A few right-wing rabble-rousers, however, were undaunted by considerations of taste or timing. Australian senator William Fraser Anning, in particular, saw an opportunity to make a splash, blaming the atrocity on the "the growing fear within our community, both in Australia and New Zealand, of the increasing Muslim presence". He was widely condemned - and rather deftly 'egged' - for his bigotry. But British blabbermouth Katie Hopkins - a woman ever keen to fan the flames of social discord - waded in to defend Anning in a bizarre video rant posted on twitter, in which she expressed more concern for the media's supposed depreciation of 'whites' than for the victims of the attack.
Mainstream politicians and media commentators, meanwhile, took a different tack. Many of them went wild for New Zealand's Prime Minister Jacinda Ardern, after the latter showed a degree of sympathy for the victims lacking among more conservative pundits. In The New York Times, for example, Sushil Aaron wrote an article entitled 'Why Jacinda Ardern Matters', hailing the PM as a "progressive antithesis to right-wing strongmen like Trump, Orbán and Modi". And in Britain's Guardian newspaper, Suzanne Moore opined that "Jacinda Ardern is showing the world what real leadership is: sympathy, love and integrity" and even went so far as to claim that Ardern "has given us a vision of a better world". Many ordinary people seem to have been caught up in this Jacinda-mania, too: memes depicting a sorrowful Ardern wearing a hijab have been circulating on social media, captioned with lofty panegyrics to her compassion and - that word again - leadership. But the height of absurdity was reached in a letter co-signed by British Labour politicians Jeremy Corbyn, John McDonnell, Diane Abbott and Emily Thornberry, which praised Ardern as "an inspiration to the international working-class movement".
We should absolutely reject this lionization of Ardern. A former advisor to Tony Blair - a man hardly famed for his contribution to world peace - Ardern is known for her policy of reducing immigration into New Zealand. Together with its far-right coalition partners New Zealand First, Ardern's Labour Party has been whipping up anti-Chinese xenophobia and racism and New Zealand's military forces have played their part in the wars in Afghanistan, Iraq and elsewhere.

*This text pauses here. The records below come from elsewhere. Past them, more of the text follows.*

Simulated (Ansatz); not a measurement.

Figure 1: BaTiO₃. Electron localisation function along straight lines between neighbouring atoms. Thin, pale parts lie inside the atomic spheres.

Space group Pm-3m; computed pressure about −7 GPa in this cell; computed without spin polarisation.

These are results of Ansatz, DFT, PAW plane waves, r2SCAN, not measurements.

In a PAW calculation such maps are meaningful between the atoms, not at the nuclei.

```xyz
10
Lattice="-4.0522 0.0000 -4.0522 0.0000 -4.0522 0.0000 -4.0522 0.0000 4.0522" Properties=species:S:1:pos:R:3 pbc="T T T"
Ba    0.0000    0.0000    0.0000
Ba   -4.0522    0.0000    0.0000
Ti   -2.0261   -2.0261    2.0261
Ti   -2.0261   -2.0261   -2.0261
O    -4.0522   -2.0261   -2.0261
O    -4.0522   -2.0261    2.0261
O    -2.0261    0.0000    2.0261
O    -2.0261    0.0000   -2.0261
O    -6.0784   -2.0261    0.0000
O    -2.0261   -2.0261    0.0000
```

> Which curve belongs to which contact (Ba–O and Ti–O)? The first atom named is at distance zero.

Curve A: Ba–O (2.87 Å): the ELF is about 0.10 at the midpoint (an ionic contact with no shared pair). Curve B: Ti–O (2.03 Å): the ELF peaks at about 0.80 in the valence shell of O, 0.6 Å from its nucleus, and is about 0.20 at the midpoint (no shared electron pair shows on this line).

Indeed, while much of the press in New Zealand have argued that Christchurch signals an 'end of innocence' for the country, New Zealand was already fully implicated in the horrors of imperialism and its Prime Minister, like any other capitalist politician, represents a system of nationalism, exploitation and alienation that cannot but give rise to regular explosions of war and terrorism across the globe. Atrocities like Christchurch perfectly reflect the necropolitics (Achille Mbembe's term) of the contemporary nation state, its formidable power over the very existence of black and brown civilian bodies. Faced with events like these, then, we would do well to reject both the racist nationalism of deranged xenophobes like Tarrant and the hypocritical condemnation of it by world leaders. What neither the liberal nor the right-wing media can acknowledge is that only way of halting racist violence, of banishing the scourges of social antagonism, fear and alienation, is for working-class people to come together - peacefully if possible - to end the system that causes them.